In this article I will explore some different options for graphical interfaces to manage a Docker Swarm cluster and I will show how to install Portainer as a Swarm Service.

Introduction

The ecosystem of graphical interfaces for Docker is experiencing a fast grow and improvement lately, and I believe it will continue to do so for the next years.

In my opinion the status of the Docker ecosystem requires still to work mostly using the CLI tools, they are mature and well documented, not so much yet the GUI tools available to manage a Swarm.

In this article I will analyze some of them, specially portainer, shipyard and rancher. But there are a few others, some of them interesting enough to take a further look, like panamax or Docker Cloud. Other articles with an overview of this tools and more can be found in:

seven-graphical-interfaces-to-docker

7 Web Interfaces for Container Management and Orchestration

Portainer

portainer logo

Portainer is by far the easiest one to install, it does not require a separated container for the DB, the interface is very fast and responsive, great to have an overview of what is happening on the Cluster.

The product is sold as an easy way to manage Docker and Docker Swarm, but it actually has many downsides, first of all it is still not able to launch containers and apps as a Swarm Service. In general, it’s Swarm integration is still far from what it Should be to be really useful.

It also lacks local registry configuration and Active Directory integration, which are both very important features for our organization. There are news that they will be offering a separated module for AD integration end of the year, but it will be paid.

In general, I really like it’s simplicity, the interface, and I find it very useful to have a fast overview of the status of the Swarm, and also great are the possibilities to debug containers, allowing you to check the logs, access to the shell and check it’s performance graphs.

Shipyard

Shipyard logo

Shipyard is built to be a great UI for docker Swarm, it has support for Swarm services, local registries and AD integration.

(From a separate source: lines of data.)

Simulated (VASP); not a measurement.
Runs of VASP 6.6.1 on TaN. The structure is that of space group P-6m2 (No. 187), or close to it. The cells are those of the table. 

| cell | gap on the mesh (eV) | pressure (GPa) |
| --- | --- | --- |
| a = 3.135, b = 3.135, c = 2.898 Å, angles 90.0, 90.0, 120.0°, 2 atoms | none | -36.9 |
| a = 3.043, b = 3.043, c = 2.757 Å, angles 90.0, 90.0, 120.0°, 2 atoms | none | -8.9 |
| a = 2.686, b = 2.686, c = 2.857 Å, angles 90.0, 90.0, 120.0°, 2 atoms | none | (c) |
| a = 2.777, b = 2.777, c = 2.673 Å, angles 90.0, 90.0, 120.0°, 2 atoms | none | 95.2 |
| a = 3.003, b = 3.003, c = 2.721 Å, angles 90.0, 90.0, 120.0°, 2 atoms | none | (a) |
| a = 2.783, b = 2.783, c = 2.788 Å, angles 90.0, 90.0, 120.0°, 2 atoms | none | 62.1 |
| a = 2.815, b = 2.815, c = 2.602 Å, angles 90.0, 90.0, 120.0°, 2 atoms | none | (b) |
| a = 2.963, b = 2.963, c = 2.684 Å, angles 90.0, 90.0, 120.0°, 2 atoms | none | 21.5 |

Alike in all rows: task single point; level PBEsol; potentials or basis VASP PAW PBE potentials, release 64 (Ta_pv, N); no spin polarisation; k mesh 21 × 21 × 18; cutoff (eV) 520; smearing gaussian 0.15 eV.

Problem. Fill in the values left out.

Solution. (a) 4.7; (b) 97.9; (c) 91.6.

The problem with Shipyard is it’s installation, and not because is difficult, they offer 2 options to install, one based on a script, called automatic, and another one manual were you have to create 6 containers for the app, which is also not complicated. The problem I find with this approach is mostly the lack of a processs to install Shipyard as a Swarm Service. I find an application with a focus on being the management portal of your Swarm Cluster needs to have HA capabilities.

I don’t understand why they automatize the installation process with an script and not with a docker-compose file, I would also appreciate the possibility to change their db container (It uses RethinkDB) to some external database service, maybe MySQL, so you can achieve data persistence using services like AWS RDS or just an external database.

This is a complain I have actually about all the Swarm/Kubernetes tools I had examined.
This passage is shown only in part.